Honestly if I was GitHub, I'd be tempted to just increase the throttling on CocoaPods and call it done, it isn't their problem if the users of that project have a bad experience. GitHub has provided solutions to the problem, it's CocoaPods that's resisting implementing those solutions.

mynameisvlad · on March 8, 2016

Yeah, I'd have to agree. I was not at all impressed by the CocoaPods response here, especially since it was made clear by the GitHub staff that CocoaPods is using up a lot of CPU and terabytes of bandwidth. If you get all that for free, I'd expect you to be a little more open to changes that make it easier for your provider to continue giving you all that for free.

dantiberian · on March 8, 2016

A later comment from @alloy was a bit more gracious about this https://github.com/CocoaPods/CocoaPods/issues/4989#issuecomm..., but I agree, it wasn't a good look.

bobwaycott · on March 8, 2016

I think that's pretty unfair. It's really obvious that the initial reply didn't really understand what was going on, and what was being explained. A couple followup additional explanations later, the same dev grokked the problem, CocoaPods' responsibility for the problem, and outlined a list of how they're going to solve it. Seemed to me to be a pretty nice example of professional and helpful candor between GH and an OSS project working to figure out a long-term solution.

mynameisvlad · on March 8, 2016

I don't know, maybe I'm being overly pessimistic here, but to me it just screams of backpedaling once they saw the reaction they were receiving in this thread. The position shifted from "it's the way we architected things, how can you fix this for us" to "okay, here's some things we can do" pretty quickly and dramatically when the HN thread went up and people were reacting to the response. Cocoapods is using Github resources for free, so the appropriate response from the start should have been what it eventually came down to, not pushing back on Github because they don't want to invest in an actual CDN solution. But, as I said, maybe I'm being overly pessimistic in my analysis here, that's just how it came off to me.

bobwaycott · on March 9, 2016

I get where you're coming from. I also had a similar initial reaction. However, as I read through the subsequent discussion, it began to read as though the commenter was really not grokking the problem—and, more importantly, what to do to fix it. I thought it was very impressive that none of the GH participants reacted like some of the HN commenters here. Instead, they showed a great deal of patience and restraint in fully explaining the technical details, offering actionable solutions, and keeping everything very civil and supportive. Then the same guy who sounded like he was possibly being a jerk came back and sounded totally different because he seemed to actually know what to do to fix his project. Maybe the CP commenter read this HN thread and reacted to it, but I'll admit HN is the last place I'd think of finding one of my GH issues discussed.

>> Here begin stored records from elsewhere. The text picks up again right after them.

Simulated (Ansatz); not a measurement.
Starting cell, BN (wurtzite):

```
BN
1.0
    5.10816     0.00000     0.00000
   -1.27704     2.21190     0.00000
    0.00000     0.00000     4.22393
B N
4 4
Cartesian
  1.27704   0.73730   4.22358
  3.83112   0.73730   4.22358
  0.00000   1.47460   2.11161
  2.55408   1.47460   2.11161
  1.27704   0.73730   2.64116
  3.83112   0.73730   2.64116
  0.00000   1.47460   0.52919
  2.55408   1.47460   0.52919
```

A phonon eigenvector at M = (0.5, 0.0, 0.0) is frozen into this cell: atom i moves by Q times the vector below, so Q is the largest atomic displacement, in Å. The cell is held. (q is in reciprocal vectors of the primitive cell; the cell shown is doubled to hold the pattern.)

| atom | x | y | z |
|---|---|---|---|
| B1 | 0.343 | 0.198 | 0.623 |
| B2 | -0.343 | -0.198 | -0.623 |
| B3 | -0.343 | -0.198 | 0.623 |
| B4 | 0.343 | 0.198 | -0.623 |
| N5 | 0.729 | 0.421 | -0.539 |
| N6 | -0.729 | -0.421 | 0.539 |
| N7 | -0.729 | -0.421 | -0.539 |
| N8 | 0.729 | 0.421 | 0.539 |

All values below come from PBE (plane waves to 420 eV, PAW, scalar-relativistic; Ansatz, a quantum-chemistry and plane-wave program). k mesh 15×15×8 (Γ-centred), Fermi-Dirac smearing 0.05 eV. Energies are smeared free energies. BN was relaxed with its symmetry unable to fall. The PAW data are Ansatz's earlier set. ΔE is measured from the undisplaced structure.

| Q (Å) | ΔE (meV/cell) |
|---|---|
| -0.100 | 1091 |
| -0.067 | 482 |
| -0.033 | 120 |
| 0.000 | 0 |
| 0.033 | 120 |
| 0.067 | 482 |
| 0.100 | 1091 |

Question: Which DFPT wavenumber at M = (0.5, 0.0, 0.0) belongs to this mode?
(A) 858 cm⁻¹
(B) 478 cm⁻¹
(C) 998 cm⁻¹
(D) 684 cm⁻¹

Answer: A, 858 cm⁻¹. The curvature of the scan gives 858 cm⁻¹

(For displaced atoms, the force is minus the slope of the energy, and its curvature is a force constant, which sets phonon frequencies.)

Perhaps I'm just being too charitable. Either way, the project rather rapidly seemed to come to the right conclusion and jump on board fixing their problem.

On a related note, I feel like this issue could be turned into a great teachable moment for OSS projects; one agH could use as a tech blog and guides for how to be a good citizen and avoid things that can make your project get rate-limited without you knowing.

mynameisvlad · on March 9, 2016

Yeah, I really just think it went a bit too far in the other direction and overcompensated somewhat, which is what was giving me that view. The comment with the heart emoji really stood out to me as a "huh, this might be because of HN" since it basically touched on exactly what was being criticized in here, that they weren't really appreciating what GitHub was providing for free. That said, I can totally see it just that alloy realized it on his own and wanted to make it clear. It's just that the timing of it all and the fact that it's hitting the same point kind of led me to believe that it was a reaction.

Obviously, that's not to say the sentiment isn't genuine. The eventual conclusion makes it seem that yeah, they do appreciate what GH is providing and are trying to make it less strenuous on the servers to get a better experience all round. Making it work well is really in their best interests since the users are seeing a degraded experience until something can be done about it. Definitely also happy that the right conclusion was eventually reached.

cyphar · on March 9, 2016

I don't understand how you can read "our use of git as our package manager is better than some other package managers we won't name :wink:" is an example of not understanding the problem. It looks more like someone who doesn't want to accept that the problem is on their end.

bobwaycott · on March 9, 2016

To me, that comment shows precisely that someone isn't really understanding the problem in full. It feels to me to be a deflection—of responsibility, sure, but also of admitting one doesn't understand what's really going on, and how one is at fault.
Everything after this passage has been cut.